Claim Democracy Conference in D.C.
Link
No NASCAR Moment
Just
"Seeking Common Ground"
By Michael Collins
"Scoop" Independent News
Washington, D.C.
November 2007
Seventy five voting rights groups are meeting at the Claim Democracy conference, November 9 through 11, at the University of the District of Columbia in Washington D.C. Rob Ritchie and Fair Vote developed a series of workshops and discussions that make this event well worth attending. Registration is still open.
The conference opened with two major presentations this evening.
The main attraction was a panel discussion which included with hard right activist Grover Norquist. For political junkies, this offered the prospect of a NASCAR moment – you know a big crack up over the scam concept of voter fraud involving a riled up Norquist and a passionate voting rights activist. It didn't happen. The hall reeked of civility. More on that later.
The first panel featured two committed, in-the-trenches activists, the executive director of DC Vote and the other the Rainbow Push representative for New Orleans.
DC Vote's Executive Director Ilir Zherka made his point immediately: "Welcome to the last colony of the U.S.A." Zherka pointed out that Congress must approve D.C.'s budget, retains veto power over its budget, and yet denies citizens of the district the vote. DC Vote has a rapidly growing membership, a solid base of support in the city, and outreach efforts which include a caravan across the country to get some real democracy for the nation's capital.

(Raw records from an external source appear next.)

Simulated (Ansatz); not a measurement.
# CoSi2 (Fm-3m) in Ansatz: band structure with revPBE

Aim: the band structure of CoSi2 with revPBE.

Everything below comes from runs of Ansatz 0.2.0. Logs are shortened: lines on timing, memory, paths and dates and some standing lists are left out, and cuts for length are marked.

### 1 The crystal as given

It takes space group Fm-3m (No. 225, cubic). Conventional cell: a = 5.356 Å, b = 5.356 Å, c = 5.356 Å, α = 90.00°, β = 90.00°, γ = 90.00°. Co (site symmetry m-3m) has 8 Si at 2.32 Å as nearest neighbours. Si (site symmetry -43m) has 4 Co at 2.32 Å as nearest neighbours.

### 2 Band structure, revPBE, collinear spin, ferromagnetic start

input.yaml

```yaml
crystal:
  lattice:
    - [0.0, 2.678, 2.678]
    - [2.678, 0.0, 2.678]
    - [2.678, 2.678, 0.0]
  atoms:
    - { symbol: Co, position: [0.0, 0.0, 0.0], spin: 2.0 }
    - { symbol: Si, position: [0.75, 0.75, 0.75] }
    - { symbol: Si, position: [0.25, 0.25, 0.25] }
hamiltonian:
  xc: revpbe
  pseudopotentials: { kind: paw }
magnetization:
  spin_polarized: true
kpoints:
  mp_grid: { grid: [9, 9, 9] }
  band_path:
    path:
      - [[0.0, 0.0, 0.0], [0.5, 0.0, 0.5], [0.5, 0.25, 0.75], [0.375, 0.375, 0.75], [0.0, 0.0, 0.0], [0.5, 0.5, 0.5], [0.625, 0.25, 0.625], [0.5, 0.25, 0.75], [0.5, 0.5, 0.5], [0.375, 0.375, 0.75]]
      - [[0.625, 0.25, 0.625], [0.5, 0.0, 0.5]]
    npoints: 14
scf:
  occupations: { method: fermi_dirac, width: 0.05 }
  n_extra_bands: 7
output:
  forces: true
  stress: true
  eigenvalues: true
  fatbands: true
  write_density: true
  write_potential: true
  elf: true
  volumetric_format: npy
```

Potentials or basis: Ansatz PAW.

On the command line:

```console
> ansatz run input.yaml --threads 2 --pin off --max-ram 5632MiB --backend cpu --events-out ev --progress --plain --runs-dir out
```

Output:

Sheila Williams spoke of reclaiming the franchise for Katrina's refugees scattered across the United States along with those remaining in the devastated city. She was assigned to New Orleans by Rainbow Push and soon realized that the biggest issue was reclaiming the right to vote.
The story of voting after a catastrophe was offered as a cautionary tale. The mayoral election shortly after Katrina faced major obstacles. Citizens lobbied the Secretary of State, Governor Blanco, and the legislature. They got some (not enough) special accommodations for that election. But in 2006, the state shut the door. Jim Crow's generosity had run out. The citizens are not giving up and neither is Rainbow Push.
"What we got here is... failure to
communicate." Guard to "Cool Hand Luke,"
1967
The second panel consisted of two
activists from the right, Grover
Norquist (yes, that Norquist) and David Keating of the Club
for Growth. From somewhere just to the left of the
middle, we had Spenser Overton, law professor and
author, and Hedrick Hertzberg of the New
Yorker magazine and one time speechwriter for President
Carter. The panel was moderated by the co executive
directors of Reuniting America. The "about" section
of their web site says:
Reuniting America convenes leaders from across the spectrum in transpartisan gatherings. Our goal is to build trust and deepen relationships among national leaders in order to identify and support collaborative action on issues of national concern.
The assumption is, if we can only sit down together and talk in a civil tone, things will be all right. It's a style over content thing.
We heard about making presidential elections more representatives from Hertzberg. He explained how the Electoral College reduces campaigning to five or ten states and kills the incentive to vote for many. Spencer Overton, author of a scathing indictment of voter suppression, Stealing Democracy, didn't have much time for the subject. When an opening came to slam the Republican false claims of a voter fraud epidemic, he said both sides had to agree on the data before there was a rational discussion. Norquist was witty on occasion and treated respectfully by the audience. No NASCAR, not much passion.
The last third of this panel was an exercise in transpartisan bonding. Hertzberg tried to get Norquist and Keating to agree on the popular election of the president. No agreement was reached on disbanding the Electoral College, thus allowing the United States to join the rest of the industrialized world as a true democracy.
Topics not mentioned during the transpartisan fest include:
- Dan Rather's expose of massive problems with electronic voting in 2000, Florida;
- 56 of 88 counties destroying all or some of their 2004 election ballots in defiance of a court order to produce them for the first federal trial on real election fraud in 2004, Ohio (which just might lead one to think that they had something to hide);
- millions of votes thrown out ever presidential cycle, mostly minority votes;
- millions of poor, mostly minority, citizens denied the right to vote after they've paid their debt to society – felon disenfranchisement; and
- two stolen presidential elections leading to our current troubles and the victims; dead, maimed by torture, and injured for life by an illegal war..
The moderators accepted questions from the audience on three by five cards. I couldn't resist. I went for a Zen agitprop moment. My question:
Felon disenfranchisement, voter ID laws, and other methods to shrink the voting rolls are a direct descendant from the racist Mississippi Constitution of 1890. When will politicians who advocate this stand up and claim their heritage?
I wasn't being very transpartisan and probably deserved to be ignored, which I was; outvoted, so to speak by the reuniters. Why? Because, there is no good or bad, no crimes, just people who need to sit down together and follow the axiom: "It's nice to be nice, I like everybody."
I wondered how Reunite America will help those responsible for Iraq plus the evisceration of the Constitution get along with those who object to the nightmares inflicted on the country – all courtesy of two stolen presidential elections. But there I go again.
The conference is clearly worth attending given the cross section of voting rights groups and the sessions offer a cross section of many important voting rights issues. I suspect that the reuniting is done for the time being.